Documents should not contain special characters or any form of
encryption and, if possible, they should carry the electronic signature
of the author.
Confidential Business Information. Pursuant to 10 CFR 1004.11, any
person submitting information that he or she believes to be
confidential and exempt by law from public disclosure should submit via
email or postal mail two well-marked copies: One copy of the document
marked ``confidential'' including all the information believed to be
confidential, and one copy of the document marked ``non-confidential''
that deletes the information believed to be confidential. Submit these
documents via email or on a CD, if feasible. DOE will make its own
determination about the confidential status of the information and will
treat it according to its determination. It is DOE's policy that all
comments, including any personal information provided in the comments,
may be included in the public docket, without change and as received,
except for information deemed to be exempt from public disclosure.

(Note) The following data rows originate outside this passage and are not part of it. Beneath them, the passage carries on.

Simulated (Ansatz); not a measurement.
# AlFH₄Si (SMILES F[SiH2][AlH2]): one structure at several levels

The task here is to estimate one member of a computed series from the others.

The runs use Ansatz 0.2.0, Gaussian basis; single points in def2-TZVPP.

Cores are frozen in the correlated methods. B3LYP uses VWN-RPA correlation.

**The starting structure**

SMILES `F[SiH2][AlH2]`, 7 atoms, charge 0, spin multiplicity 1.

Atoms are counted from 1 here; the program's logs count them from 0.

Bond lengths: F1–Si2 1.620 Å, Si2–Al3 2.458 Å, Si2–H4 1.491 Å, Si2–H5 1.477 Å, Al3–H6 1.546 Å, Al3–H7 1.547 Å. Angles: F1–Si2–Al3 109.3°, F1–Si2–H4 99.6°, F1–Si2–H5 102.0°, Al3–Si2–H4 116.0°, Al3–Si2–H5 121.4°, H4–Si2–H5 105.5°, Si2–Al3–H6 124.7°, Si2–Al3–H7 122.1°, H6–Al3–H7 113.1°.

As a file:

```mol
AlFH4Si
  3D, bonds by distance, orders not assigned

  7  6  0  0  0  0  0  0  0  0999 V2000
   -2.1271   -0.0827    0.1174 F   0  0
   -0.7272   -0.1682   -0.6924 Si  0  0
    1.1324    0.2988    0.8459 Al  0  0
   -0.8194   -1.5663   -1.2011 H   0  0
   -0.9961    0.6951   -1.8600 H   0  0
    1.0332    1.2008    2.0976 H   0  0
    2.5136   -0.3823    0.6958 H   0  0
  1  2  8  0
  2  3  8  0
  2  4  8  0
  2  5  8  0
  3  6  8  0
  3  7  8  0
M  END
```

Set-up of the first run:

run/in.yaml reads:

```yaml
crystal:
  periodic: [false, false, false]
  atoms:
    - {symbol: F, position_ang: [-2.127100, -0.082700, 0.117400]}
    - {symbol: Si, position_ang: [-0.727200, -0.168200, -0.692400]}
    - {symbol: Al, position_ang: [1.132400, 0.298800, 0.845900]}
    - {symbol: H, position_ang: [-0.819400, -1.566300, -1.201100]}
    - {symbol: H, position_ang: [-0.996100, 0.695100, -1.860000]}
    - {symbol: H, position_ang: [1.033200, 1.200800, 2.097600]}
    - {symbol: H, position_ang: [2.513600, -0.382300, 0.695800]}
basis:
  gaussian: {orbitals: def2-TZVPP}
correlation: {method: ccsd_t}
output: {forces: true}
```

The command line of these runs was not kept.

V. Procedural Requirements
A. Executive Orders 12866, 13563, and 14094
Executive Order (E.O.) 12866, ``Regulatory Planning and Review,''
58 FR 51735 (Oct. 4, 1993), as supplemented and reaffirmed by E.O.
13563, ``Improving Regulation and Regulatory Review,'' 76 FR 3821 (Jan.
21, 2011) and amended by E.O. 14094, ``Modernizing Regulatory Review,''
88 FR 21879 (April 11, 2023), requires agencies, to the extent
permitted by law, to (1) propose or adopt a regulation only upon a
reasoned determination that its benefits justify its costs (recognizing
that some benefits and costs are difficult to quantify); (2) tailor
regulations to impose the least burden on society, consistent with
obtaining regulatory objectives, taking into account, among other
things, and to the extent practicable, the costs of cumulative
regulations; (3) select, in choosing among alternative regulatory
approaches, those approaches that maximize net benefits (including
potential economic, environmental, public health and safety, and other
advantages; distributive impacts; and equity); (4) to the extent
feasible, specify performance objectives, rather than specifying the
behavior or manner of compliance that regulated entities must adopt;
and (5) identify and assess available alternatives to direct
regulation, including providing economic incentives to encourage the
desired behavior, such as user fees or marketable permits, or providing
information upon which choices can be made by the public.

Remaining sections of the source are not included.